An update on Apache Hadoop 1.0
发布日期:2021-09-11 14:30:19 浏览次数:48 分类:技术文章

本文共 5574 字,大约阅读时间需要 18 分钟。

hot3.png

Some users & customers have asked about the most recent release of Apache Hadoop, v1.0: what’s in it, what it followed and what it preceded.  To explain this we should start with some basics of how Apache projects release software:

By and large, in Apache projects new features are developed on a main codeline known as “trunk.”  Occasionally very large features are developed on their own branches with the expectation they’ll later merge into trunk.  While new features usually land in trunk before they reach a release, there is not much expectation of quality or stability.  Periodically, candidate releases are branched from trunk.  Once a candidate release is branched it usually stops getting new features.   Bugs are fixed and after a vote, a release is declared for that particular branch.  Any member of the community can create a branch for a release and name it whatever they like.

This diagram illustrates the history of the various Apache Hadoop releases and their origins.  There are 3 occasions where community releases from the Apache Hadoop project broke with what would be a more traditional release & branch convention.  These occasions are usually the source of confusion for users.

  1. More than a year after Apache Hadoop 0.20 branched, significant feature development continued on just that branch and not on trunk.  Two major features were added to branches off 0.20.2.  One feature was authentication, enabling strong security for core Hadoop.  The other major feature was append, enabling users to run Apache HBase without risk of data loss.  The security branch was later released as 0.20.203.  These branches and their subsequent release have been the largest source of confusion for users because since that time, releases off of the 0.20 branches had features that releases off of trunk did not have and vice versa.
  2. Apache Hadoop .22 released chronologically after Apache Hadoop 0.23.  In actuality Apache Hadoop 0.23 is a strict superset of features over 0.22 but it actually released a month before 0.22.
  3. A few weeks after 0.23 released, the 0.20 branch formerly known as 0.20.205 was renumbered 1.0.  There is next to no functional difference between 0.20.205 and 1.0.  This is just a renumbering.
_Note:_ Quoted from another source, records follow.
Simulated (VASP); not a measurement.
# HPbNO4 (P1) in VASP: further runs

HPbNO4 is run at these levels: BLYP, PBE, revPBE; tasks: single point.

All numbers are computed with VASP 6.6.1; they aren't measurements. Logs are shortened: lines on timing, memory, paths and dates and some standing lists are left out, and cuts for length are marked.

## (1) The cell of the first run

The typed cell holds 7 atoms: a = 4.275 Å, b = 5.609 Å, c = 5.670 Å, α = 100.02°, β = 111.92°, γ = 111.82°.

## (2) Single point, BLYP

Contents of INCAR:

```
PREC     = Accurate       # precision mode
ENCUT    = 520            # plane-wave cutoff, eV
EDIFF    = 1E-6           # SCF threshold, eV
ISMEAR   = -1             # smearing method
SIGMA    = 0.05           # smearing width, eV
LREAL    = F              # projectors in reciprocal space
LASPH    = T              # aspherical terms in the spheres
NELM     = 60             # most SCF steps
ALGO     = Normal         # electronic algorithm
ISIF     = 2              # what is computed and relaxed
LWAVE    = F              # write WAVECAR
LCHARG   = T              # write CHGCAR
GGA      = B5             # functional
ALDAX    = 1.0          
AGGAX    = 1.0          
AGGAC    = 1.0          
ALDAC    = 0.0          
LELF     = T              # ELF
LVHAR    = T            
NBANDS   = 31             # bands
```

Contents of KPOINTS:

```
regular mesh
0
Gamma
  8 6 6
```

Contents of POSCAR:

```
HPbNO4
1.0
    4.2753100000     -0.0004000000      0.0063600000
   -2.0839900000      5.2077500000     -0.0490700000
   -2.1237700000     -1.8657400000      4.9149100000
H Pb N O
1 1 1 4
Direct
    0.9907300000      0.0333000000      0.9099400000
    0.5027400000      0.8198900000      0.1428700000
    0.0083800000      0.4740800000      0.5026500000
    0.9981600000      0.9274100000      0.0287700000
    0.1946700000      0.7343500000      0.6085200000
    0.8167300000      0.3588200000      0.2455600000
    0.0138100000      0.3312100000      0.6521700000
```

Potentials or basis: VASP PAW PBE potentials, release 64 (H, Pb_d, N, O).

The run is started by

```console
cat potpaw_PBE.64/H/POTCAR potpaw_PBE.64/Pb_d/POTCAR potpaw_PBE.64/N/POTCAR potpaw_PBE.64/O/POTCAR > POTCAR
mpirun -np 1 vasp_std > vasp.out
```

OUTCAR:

Because of issue #1, there has been an 18 month period where there has been no one Apache release that had all the committed features of Apache Hadoop.  This table illustrates the point:

As members of the Apache Hadoop community, Cloudera engineers have focused their efforts on getting back to releases that are strict superset of all of the features of any past releases so as to avoid having to make the unpleasant choice of picking one feature set over another.  The good news is minus the confusion over the 1.0 numbering, we are basically there.  There have been two good recent releases off of trunk (0.22 and 0.23) one of which (0.23) does have all of the features of any past release.  It’s very possible these new releases will get renumbered to 2.0 or 3.0 or some other number to indicate they are functional supersets of 1.0 but this remains to be decided.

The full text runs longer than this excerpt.